The Problem of Democracy: The Presidents Adams Confront the Cult of Personality
“a cautionary tale of ambition, service, and the passing down of the mantel of public service from father to son . . .”
America’s first father-son duo, the Presidents Adams, provide a fascinating tale of politics, familial relationships, and the founding and evolution of the American presidency. In this combination of biography and political science, the authors present these two men as the bookends of the Revolutionary era, beginning with John Adams’ entry into colonial politics and ending with John Quincy Adams’ final days in office during the Mexican War. Both their public and private lives are a mirror of the progression of American politics and statecraft from the joining of the colonies into a unified nation to the rise of political parties and division.

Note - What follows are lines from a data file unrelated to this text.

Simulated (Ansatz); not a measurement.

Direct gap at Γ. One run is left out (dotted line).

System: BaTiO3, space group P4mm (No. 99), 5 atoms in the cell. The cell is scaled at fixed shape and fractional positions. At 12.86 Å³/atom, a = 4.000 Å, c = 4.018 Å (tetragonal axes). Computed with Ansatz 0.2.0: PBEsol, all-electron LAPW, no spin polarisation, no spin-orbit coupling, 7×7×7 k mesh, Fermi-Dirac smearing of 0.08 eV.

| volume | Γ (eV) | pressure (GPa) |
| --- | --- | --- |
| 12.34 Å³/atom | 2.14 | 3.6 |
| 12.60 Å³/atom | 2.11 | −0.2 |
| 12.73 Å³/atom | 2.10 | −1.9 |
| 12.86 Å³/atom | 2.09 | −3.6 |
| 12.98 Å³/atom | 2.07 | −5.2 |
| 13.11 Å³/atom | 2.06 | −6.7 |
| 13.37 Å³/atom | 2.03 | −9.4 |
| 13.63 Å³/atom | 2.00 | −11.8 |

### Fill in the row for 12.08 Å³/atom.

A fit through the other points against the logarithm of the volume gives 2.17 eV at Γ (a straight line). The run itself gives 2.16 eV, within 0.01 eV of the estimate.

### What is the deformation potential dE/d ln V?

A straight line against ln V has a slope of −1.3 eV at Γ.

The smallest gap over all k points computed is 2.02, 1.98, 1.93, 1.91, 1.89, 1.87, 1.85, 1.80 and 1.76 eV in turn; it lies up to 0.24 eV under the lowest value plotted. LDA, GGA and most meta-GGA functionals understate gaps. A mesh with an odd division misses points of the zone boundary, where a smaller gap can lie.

John Adams is almost forgotten to most Americans. Wedged between the towering Virginian presidents, George Washington and Thomas Jefferson, the diminutive New Englander fought for recognition of his contributions to American independence most of his adult life.
Adams had a conflicted relationship with politics in general, bemoaning the need for office-seekers to conduct the messy business of political deal-making and campaigning. An overly moralistic believer in virtue, knowledge, and dispassionate public policy making, he never seemed to grasp the emotional or personal side of politics, disdaining men he thought overly ambitious or personality driven as office seekers.
This is particularly true of his relationship with George Washington, who was essentially anointed president in 1792 and re-elected almost by acclimation in 1796. Although Adams had great respect for Washington, in his private letters to John Quincy he expressed his distaste with the reverence and adulation showered on Washington. Adams, who spent most of the Revolutionary War in a variety of European diplomatic posts, spent a great deal of time and energy promoting and defending his achievements and reputation, a great irony for a man who spent so much of his lifetime correspondence decrying the role of personal glory and popularity in the ruling class.
As president, Adams had to deal with a number of domestic and foreign policy challenges. Seeking to maintain Washington’s neutrality to the French Revolutionary Wars engulfing Europe, Adams tried to keep the peace between pro-French and pro-British factions not only in the country as a whole, but within his own administration. The rise of a vociferous and scandalous partisan press also challenged Adams, who had to deal with the first overtly split government as he attempted to emerge from Washington’s shadow. Never a hardy campaigner, his one-term presidency allowed him to return home and spend the rest of his life defending his legacy while advising his son.
John Quincy Adams was probably the most qualified candidate of his day to assume the presidency. Raised in a political and diplomatic household, he travelled extensively with his father during the Revolution as his de facto private secretary before becoming a diplomat in his own right. Working diligently to emerge from his father’s shadow and create his own achievements, he also held a number of European diplomatic posts before becoming James Monroe’s workman like Secretary of State.
Continuing his father’s disdain for personality politics and campaigning, John Quincy was elected president in 1824 in the only election in American history to be decided by the House of Representatives after no candidate won a majority of the Electoral College. John Quincy was also the only president to serve in Congress after leaving the presidency, noting his election to the House in 1830 as a bigger moment of pride than winning the presidency. While in the House, John Quincy became a vocal opponent of slavery, earning his final fame as the lawyer for the defendants during the Amistad trial.
Modern readers may be surprised to learn that contemporary politicians did not invent partisan slander, media bias, or ad hominem personal attacks. Politics in America has always been a contact sport, even if some participants like this father-son duo tried in vain to stay above the fray.
Both men served their country with dignity and fervor. While each tried to contrast themselves with their large than life contemporaries, George Washington and Andrew Jackson, both also felt cheated and marginalized from the recognition and admiration they felt their long service to America deserved. Unfortunately, neither man truly understood or agreed with the rise of political parties that soon dominated the presidential process and governing in general. The story is a cautionary tale of ambition, service, and the passing down of the mantel of public service from father to son.